Nozone – Reviews of Art, Cult, and Genre Cinema, 2003-2012 (hardback)
Nozone – Reviews of Art, Cult, and Genre Cinema, 2003-2012
by Tim Lucas
442 pages, hardback
6x9 size
ISBN 9798887714042
“Erudite, passionate, and thorough”
– Guillermo del Toro
“Tim is the most eloquent and well-researched critic out there… Truly an essential - the pinnacle of his profession”
– Gary Tooze, DVD Beaver
As editor and chief critic of Video Watchdog (“The Perfectionist’s Guide to Home Video”), Tim Lucas acquired a Virgil-like reputation as the leading guide to truly underground cinema: those bizarre, elusive but revelatory movies that could then only be found through foreign and subterranean markets or swap meets. With this notoriety in mind, he was approached in 2003 by Sight and Sound, the venerable publication of the British Film Institute, to write a monthly column reviewing the most interesting new video releases not then available for sale within the UK. This column, NoZone, became a monthly feature of the magazine for nearly ten years.
This book collects, updates, and annotates the full run of NoZone columns, while adding one previously unpublished. It is the first in a comprehensive new series from Bear Manor Media collecting the best of Tim Lucas’s 50+ years of film-related writings, and the first such collection to appear in more than 30 years.
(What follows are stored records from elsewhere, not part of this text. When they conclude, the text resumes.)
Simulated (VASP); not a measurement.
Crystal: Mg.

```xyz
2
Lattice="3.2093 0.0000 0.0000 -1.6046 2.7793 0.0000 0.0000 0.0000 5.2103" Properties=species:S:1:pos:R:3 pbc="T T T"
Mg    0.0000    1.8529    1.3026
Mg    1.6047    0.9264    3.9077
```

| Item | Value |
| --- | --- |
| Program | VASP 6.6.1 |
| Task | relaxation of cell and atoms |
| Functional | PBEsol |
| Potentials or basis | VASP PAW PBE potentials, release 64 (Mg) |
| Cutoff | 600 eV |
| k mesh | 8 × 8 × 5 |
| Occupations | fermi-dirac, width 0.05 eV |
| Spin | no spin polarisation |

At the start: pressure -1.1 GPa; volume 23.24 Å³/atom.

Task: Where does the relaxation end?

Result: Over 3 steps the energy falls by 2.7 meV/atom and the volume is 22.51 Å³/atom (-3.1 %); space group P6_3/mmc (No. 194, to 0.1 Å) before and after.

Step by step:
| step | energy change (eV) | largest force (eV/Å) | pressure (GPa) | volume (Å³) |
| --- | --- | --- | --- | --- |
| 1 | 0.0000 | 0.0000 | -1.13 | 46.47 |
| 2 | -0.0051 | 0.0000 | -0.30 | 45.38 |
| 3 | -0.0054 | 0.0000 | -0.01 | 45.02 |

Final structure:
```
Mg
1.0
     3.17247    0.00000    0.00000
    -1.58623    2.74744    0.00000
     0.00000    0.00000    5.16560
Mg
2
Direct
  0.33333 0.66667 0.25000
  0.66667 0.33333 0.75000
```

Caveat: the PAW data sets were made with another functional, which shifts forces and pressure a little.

Tim Lucas has been reviewing films professionally, with a preference for art and exploitation cinema, since the age of 15. His work has appeared in Sight and Sound, Film Comment, Fangoria, Gorezone and numerous other books and magazines, including his own influential Video Watchdog, co-published with his wife Donna from 1990 to 2018. He is the author of the multi-award-winning Mario Bava – All the Colors of the Dark, as well as The Video Watchdog Book and monographs on Videodrome, Spirits of the Dead and Succubus.
An acclaimed novelist as well as the prolific commentator on approximately 200 media discs released worldwide, his achievement has been recognized with more than 20 Rondo Hatton Classic Horror Awards, including induction into the “Monster Kid” Hall of Fame.